The foreground of this triptych depicts the Madonna and the Christ Child united in a tender embrace. The left lateral shutter door displays St. John the Evangelist with the Gospel and a martyr holding a palm frond symbolic of the victory of martyrs. The right lateral shutter displays St. Catherine of Alexandria with a crown, palm frond, and spiked wheel, the instrument of her torture, and Saint John the Baptist wearing a cloak over his traditional camel hair garment and displaying a scroll with the inscription: Ecce Agnus Dei.
The figure of the Madonna depicted in the oversized, central compartment of the triptych is most likely derived from an older model, one that was particularly revered at the time of the artist but has since been lost. This older model would have been created by a copyist closely imitating the Byzantine iconography of the Theotókos Glykophilousa, or “the Mother of God who sweetly loves her Son.” In this triptych, the artist has renewed and enriched this venerated, popular icon model by modifying the appearance of the Madonna’s mantle, which the artist has painted with sumptuous fabric preciously embroidered with phytomorphic and floral motifs. The artist has also inscribed the halo of the Madonna with the Gothic script: ave maria gratia plena dominus tecu(m). As narrated in the Gospel of Luke (1, 26-38), it is with these words that the Archangel Gabriel announces to the Virgin, gathered in prayer, that she is to give birth to the Son of God. It is precisely this scene that is depicted in the center of the triptych, at the center of which appears the figure of God the Father amidst the celestial spheres.

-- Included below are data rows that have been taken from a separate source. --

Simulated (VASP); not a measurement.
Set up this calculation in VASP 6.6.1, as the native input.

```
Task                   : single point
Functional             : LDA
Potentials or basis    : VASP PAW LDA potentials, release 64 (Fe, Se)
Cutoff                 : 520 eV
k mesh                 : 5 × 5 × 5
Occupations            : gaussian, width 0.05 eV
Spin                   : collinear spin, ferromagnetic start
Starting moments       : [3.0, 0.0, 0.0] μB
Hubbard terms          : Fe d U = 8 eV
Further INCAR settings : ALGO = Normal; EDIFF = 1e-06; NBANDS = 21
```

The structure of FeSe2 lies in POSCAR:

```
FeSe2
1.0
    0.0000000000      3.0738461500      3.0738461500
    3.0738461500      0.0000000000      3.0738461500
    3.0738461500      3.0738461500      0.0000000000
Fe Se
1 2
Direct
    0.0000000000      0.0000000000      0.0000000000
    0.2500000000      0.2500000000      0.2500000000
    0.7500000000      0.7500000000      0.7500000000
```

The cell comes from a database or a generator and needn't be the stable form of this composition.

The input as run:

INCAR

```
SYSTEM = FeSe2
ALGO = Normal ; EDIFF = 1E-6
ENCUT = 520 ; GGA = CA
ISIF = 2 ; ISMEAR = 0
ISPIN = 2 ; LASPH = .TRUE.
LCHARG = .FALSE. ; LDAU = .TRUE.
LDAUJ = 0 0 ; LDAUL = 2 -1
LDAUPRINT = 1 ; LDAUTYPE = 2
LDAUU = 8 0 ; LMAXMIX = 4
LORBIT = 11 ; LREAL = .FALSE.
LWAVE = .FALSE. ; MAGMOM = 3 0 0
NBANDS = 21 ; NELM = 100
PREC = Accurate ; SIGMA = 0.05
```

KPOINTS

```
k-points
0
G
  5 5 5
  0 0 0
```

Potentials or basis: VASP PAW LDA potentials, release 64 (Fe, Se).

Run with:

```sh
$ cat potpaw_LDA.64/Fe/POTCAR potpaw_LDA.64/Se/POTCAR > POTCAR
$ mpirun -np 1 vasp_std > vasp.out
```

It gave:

The images of the characters stand out against the background of thickly-applied gold leaf decorated with leaves and flower clusters on the lobed margin. This type of ornamentation of the late Gothic style recalls the work of goldsmiths in Northern Europe, but such techniques in metalwork were also present in central-southern Italy and in the region of Umbria and Orvieto.
This triptych was originally believed to be of Senese origin around the years 1355-1388, and was attributed to the artist Niccolò di Bonaccorso. Later dating by the Vatican Museums pushed the estimated date of the triptych to the second decade of the fifteenth century based on the precise choices made by the artist and the archaizing character of the work. It was during the studies of the painting performed by the Vatican that the triptych was identified as belonging to the early work of an anonymous painter active from the second to the fourth decades of the fifteenth century in the Marche and in Rome, known conventionally as the “Master of the Brancaccio Triptych” after his well known triptych created for the Cardinal Rinaldo Brancaccio in c. 1425-1427, now kept in the Piersanti Museum of Matelica. This work reinforces the historical conception of fifteenth century Italy, particularly its central regions, as alive with an interest in the ancient icons and their repetition by means of copies or newly created icons due to a strong cultural link with the iconographic heritage tradition nascent in ancient history and continued into the Early Renaissance period. In Rome, for example, the last decades of the fifteenth century would feature well-known painters such as Antoniazzo Romano and Melozzo da Forlì creating famous copies of ancient Madonna icons widely-used in popular devotion, such as those in Santa Maria Maggiore, the Salus Populi Romani, and Santa Maria del Popolo.